Jonathan M. Winer, Former United States (US) Special Envoy for Libya said that Abdoulaye Bathily, the new UN Envoy to Libya, “has no experience in Libyan affairs.”
In an opinion article published on the Middle East Institute website, Winer added that the 75-year-old Bathily is “not a Libya specialist or even an expert on North Africa, having spent his career primarily working on sub-Saharan African conflicts.”
The US diplomat noted that, “according to precedent, Bathily’s tenure as special envoy will entail meeting with various members of Libya’s political and military class.”
He said that Bathily “will likely get to know the figures who have spent the past decade alternately fighting and aligning with one another in their quest for advantage. He will also meet with the principal regional foreign actors who have played would-be kingmakers or peacemakers during this period, starting with Turkey and Egypt.”
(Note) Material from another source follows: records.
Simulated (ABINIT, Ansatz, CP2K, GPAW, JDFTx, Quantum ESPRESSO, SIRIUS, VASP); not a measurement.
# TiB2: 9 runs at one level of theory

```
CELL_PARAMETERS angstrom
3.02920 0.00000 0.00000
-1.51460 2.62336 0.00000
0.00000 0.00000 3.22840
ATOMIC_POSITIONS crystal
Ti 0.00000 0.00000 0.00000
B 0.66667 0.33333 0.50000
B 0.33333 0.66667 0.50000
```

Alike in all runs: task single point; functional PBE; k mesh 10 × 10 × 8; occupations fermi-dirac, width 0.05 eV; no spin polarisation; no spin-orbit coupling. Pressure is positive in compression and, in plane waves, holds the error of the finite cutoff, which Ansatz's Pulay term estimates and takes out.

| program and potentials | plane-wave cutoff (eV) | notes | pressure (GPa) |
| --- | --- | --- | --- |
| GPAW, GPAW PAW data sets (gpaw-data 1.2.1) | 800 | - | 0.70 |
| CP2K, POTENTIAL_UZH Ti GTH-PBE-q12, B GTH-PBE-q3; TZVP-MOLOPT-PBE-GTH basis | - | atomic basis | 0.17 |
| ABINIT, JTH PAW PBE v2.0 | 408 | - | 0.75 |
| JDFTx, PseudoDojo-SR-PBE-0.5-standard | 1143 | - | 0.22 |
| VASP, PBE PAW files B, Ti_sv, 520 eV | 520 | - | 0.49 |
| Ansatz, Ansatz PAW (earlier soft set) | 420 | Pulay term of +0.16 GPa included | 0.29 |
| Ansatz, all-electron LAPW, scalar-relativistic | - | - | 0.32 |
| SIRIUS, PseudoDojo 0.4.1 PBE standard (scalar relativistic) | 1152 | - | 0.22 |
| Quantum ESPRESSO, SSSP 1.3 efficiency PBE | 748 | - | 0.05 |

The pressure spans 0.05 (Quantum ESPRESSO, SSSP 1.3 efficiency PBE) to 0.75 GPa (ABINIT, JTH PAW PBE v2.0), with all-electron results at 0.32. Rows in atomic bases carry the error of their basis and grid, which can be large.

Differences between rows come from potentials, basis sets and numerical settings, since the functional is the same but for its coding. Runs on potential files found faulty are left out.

“No doubt, such diplomatic round-robins with the myriad political, military, and economic figures, both domestic and international, who can or do play roles in Libya’s internecine conflict, could keep even the most industrious special envoy busy for months or even years. The question is: Will such work — listening and learning, cajoling and counseling, but never commanding — lead anywhere? History tells us that a special envoy who follows the well-mapped road paved by his/her predecessors more closely resembles the horse who knows the way home, instead of a trailblazer who can lead Libya beyond its decade-long impasse,” Winer stated.
Bathily’s relevant experience in Senegal includes service as a member of Parliament, a cabinet minister, a Presidential candidate, and a leader of the opposition. In the UN, he has been involved in efforts to stabilize Mali and build a path to reconciliation in the Central African Republic.
“Therefore, neither the consequences of unresolved grievances nor the politics of greed will be new to him. The Security Council gave him its blessing after rejecting a number of other candidates who were all deemed unacceptable to one or more of the body’s five permanent representatives,” he concluded.